Food Artisans

Behind the Scenes at Vosges Haut-Chocolate

This week, I’m in Chicago. The last time I was in Chicago, I visited Vosges Haut-Chocolate. Here’s a little of what I saw during my visit:

Toffee is made in small batches, then cut by hand, very carefully, on a heated table to keep it malleable.

Nearby are racks piled high with freshly-cut toffee, hardened but still warm. When I pop a piece in my mouth, my tongue is coated in sweet, intensely caramel, buttery candy that sticks in my teeth.


Dried rose petals, ready to be sprinkled atop truffles.

Katrina, Vosges’ founder, started the company with the concept “travel the world through chocolate.” A walk through the kitchens felt something like a voyage, too: we passed big bowls of bacon destined for chocolate bars or caramels, bins of hibiscus powder, bags of delicate French fleur de sel sea salt.


The main office space.

The saris draped from the ceiling are from Katrina’s wedding. The effect is elegant, dramatic, vibrant, luxurious. Those are all words I would use to describe their chocolates, too.

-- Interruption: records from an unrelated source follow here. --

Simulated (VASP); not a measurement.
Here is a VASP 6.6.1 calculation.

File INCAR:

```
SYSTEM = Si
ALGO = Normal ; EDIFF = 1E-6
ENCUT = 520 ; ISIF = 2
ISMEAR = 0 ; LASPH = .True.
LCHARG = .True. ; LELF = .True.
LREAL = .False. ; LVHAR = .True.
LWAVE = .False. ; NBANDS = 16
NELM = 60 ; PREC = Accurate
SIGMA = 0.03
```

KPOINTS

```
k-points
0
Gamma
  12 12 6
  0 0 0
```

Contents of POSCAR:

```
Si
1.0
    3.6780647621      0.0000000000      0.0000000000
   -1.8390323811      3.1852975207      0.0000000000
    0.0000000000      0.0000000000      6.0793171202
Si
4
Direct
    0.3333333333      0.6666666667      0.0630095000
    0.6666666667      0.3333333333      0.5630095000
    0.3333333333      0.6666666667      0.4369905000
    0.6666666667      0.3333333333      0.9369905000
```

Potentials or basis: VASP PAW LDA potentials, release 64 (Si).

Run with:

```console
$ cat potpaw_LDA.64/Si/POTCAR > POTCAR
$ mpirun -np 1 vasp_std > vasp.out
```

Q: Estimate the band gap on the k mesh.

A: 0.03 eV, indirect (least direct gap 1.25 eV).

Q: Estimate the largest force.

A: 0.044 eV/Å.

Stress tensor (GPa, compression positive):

A shelf in Katrina’s office.

Katrina’s office features plenty of natural light, a view of the Chicago river, and shelves holding all manner of stuff. My tour guide Emily, the director of new product development, described Katrina as “a collector of things.” The upright white object in the center is a bunny. Its head is missing because it was being used as a model for Easter lollipops.